The overwhelming carrot for property investment is value appreciation over time.
Even if cgt ad ng never existed, property is still an attractive option. Before they were introduced, property value has steadily increased after WWII
And everyone needs to be reminded ng is not a positive, if you're in ng territory if you have an investment property it means
'Negative gearing occurs when the costs of holding an investment asset (e.g., mortgage interest, maintenance, rates) exceed the income it generates, resulting in a net loss.'
Simple Negative Gearing Example
So basically it's still a loss. Yeah it's a 'discount' (for want of a better word), but it's talked about as some ill gotten gain. It isn't.

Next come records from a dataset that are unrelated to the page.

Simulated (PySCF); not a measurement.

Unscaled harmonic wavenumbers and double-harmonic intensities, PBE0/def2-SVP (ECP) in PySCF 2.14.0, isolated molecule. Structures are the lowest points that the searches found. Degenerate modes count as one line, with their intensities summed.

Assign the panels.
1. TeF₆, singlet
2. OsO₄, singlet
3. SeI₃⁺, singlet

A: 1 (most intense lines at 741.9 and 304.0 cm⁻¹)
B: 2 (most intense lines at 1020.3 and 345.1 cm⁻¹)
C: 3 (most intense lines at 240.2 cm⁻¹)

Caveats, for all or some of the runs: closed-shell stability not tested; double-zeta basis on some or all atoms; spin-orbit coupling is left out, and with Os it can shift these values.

- Annual Rental Income: $25,000
- Annual Expenses: $35,000 (mortgage interest, repairs, management fees)
- Net Loss: $10,000
- Outcome: The owner can deduct this $10,000 loss from their personal salary, lowering their taxable income by $10,000.
And while it may dissuade some investors, studies have shown that removing cgt and ng will have little impact on property value decreases.
So, while there may be more incremental supply, the property value needle won't move much. And remember 2/3 of the population either own their own home or have a mortgage - they won't want to see value depreciation, again the needle won't move much.
Increasing affordability is key, not value depreciation.